First year MARINA Lab student Marisa Nixon presented at the 2016 Salish Sea Ecosystem Conference in Vancouver, B.C. on April 13. Her talk was part of a session entitled “Building coastal ocean social-ecological resilience in the Salish Sea: what does it mean and how can it be done?" sponsored by the Puget Sound Partnership Science Panel and chaired by Ian Perry of Fisheries and Oceans Canada .

Nixon was elected by her peers to present at the conference on behalf Dr. Allison's winter quarter class, "Integrated Marine Affairs Practice." This class is second in the core sequence required of SMEA first year students, and focuses on frameworks for analysis of marine and environmental issues. This year, as part of a quarter-long project, students in the class used resilience assessment as a framework to examine the Salish Sea. Nixon, with the help of Dr. Allison, compiled the work of eight different student projects and reviewed additional literature and resources to create the presentation for the conference.

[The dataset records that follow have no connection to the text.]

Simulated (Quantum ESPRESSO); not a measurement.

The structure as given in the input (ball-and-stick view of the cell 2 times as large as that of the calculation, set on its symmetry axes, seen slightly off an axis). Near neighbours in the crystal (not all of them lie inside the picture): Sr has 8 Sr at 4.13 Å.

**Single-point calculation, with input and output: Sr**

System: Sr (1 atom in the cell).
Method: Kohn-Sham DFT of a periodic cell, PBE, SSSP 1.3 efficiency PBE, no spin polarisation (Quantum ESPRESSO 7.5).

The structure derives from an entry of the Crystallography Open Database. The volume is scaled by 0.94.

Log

Her talk, "A Resilient Future for the Salish Sea? A Perspective from the Millennial Generation" focused on the role of inequity in catalyzing social 'tipping points' that can reconfigure social-ecological systems. Using examples to illustrate past social tipping points as they relate to equity in the Salish Sea, such as conflict over fishing rights prior to the 1974 Boldt Decision, Nixon argued that equity is a property of resilience for social-ecological systems like the Salish Sea, and that this has bearing on the way such systems are managed. Of course, these observations bring up many additional questions: How does one define thresholds in equity for resilience thinking, and what does it look like to proactively encourage transformation to a more equitable state? While these questions will require careful collaboration and deliberation to answer, Nixon offered that the Millennial Generation can serve as a shock to the system through shifting social and ecological values, and that merging diverse perspectives, knowledges and needs at all scales can lead to a more equitable and resilient future for the Salish Sea.

The Salish Sea Ecosystem Conference is held biennially and alternates between Vancouver, B.C. and Seattle. First year MARINA Lab student Teressa Pucylowski volunteered at the conference, and many other SMEA students, alumni and faculty presented or were in attendance.